So this year, I set a series of crafting goals for myself to try and expand my crafting knowledge. Some of these were for crafts I’ve already tried, and some were to try out new crafts. On the list was The Big Goal:
Make a cardigan or jumper.
This is something I’ve wanted to do for a long time, but have been terrified of for even longer. When I first started out with yarn, it was with knitting, and so many people would joke, “so when are you making me a jumper?”. All very amusing, except it scared me. I couldn’t manage that! And so I always felt like a very inadequate knitter from the beginning. When I began to crochet, I became aware of how it was much more versatile, and some of the things which had seemed impossible with knitting became accessible. And the idea of a jumper came and sat on the edge of my yarn and whistled at me occasionally to get my attention.

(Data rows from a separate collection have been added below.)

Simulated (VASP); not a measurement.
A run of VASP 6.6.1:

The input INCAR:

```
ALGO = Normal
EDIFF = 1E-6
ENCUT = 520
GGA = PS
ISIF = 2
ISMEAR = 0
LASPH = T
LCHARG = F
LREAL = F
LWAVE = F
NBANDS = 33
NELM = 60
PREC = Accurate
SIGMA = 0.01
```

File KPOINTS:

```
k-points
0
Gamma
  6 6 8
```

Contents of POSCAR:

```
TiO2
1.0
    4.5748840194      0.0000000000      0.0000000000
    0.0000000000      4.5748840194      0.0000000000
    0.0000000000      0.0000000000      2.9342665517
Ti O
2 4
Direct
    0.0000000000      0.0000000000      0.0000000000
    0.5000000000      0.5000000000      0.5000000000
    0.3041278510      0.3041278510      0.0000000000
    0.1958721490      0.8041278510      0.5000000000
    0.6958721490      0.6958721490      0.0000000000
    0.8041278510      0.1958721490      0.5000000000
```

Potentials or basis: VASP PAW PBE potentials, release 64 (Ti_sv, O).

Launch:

Some lovely yarnie friends bought me a book about making tops and jumpers earlier this year after I’d expressed this goal, and receiving this book did two things. Firstly, it gave me the tools to go about achieving this goal. Secondly, it gave me no way to back out it, so my natural deer-in-headlights feeling had to be quashed. This is most certainly a good thing, otherwise I would almost certainly convince myself I couldn’t do it, and it was a silly goal in the first place.
I devoured the book, as it was just so interesting, regardless of my goal, and it left me with an itching to get started. I decided to make a little cape / cardigan as practice for making the yoke if nothing else, but a few rows in a little voice whispered, “you could add arms into this…”, and I wondered – could I?
I knew I’d need to expand further than the pattern called for anyway, thanks to the size of the boobs I’ve been landed with, and have now changed the original pattern so much it more inspiration than basis. Last night I found the part in my book confirming I’d done the right thing for preparing for arms, today comes what feels like the big step – separating the yoke up for the front, arms and back. I am absolutely terrified of getting it wrong, but in reality, that’s the worst that happens. It goes wrong, I undo it, and try again.
I am a perfectionist by nature, and this works both for and against me depending on the situation. It may well work in both with this one.
I’m working in Caron Simply Soft again, as the pattern called for Aran weight, and I already had several skeins here. If it turns out well, I think I might adapt it again to make in DK weight, probably Stylecraft Special, as I’ll want to stick to acrylic and of course gorgeous colours are essential. I’m working on a Crochet Along in Stylecraft at the moment after a period of working mainly in other yarns and it is a reminder of how lovely it is to work with. I can picture this pattern working in DK for a better drape, should it turn out as I’m hoping.
There is something about making a proper item of clothing which feels like almost entering the grown up worth of crochet, and I think that’s why it scares me. I don’t feel talented or experienced enough to be doing it. I’ve made countless blankets, endless hats, scarves to drown in, numerous teddies, a granny square cardigan and a poncho, but none of that is persuading me to think that I am able to do this. How much of this is down to my PTSD leaving me not believing in myself, and how much of it is natural crafting anxiety, I’m unsure, but it needs to be hurdled nonetheless.
Tonight I suppose I’ll either feel accomplished or in need of gin. Possibly both. But maybe follow the age old wisdom of don’t yarn and drink at the same time!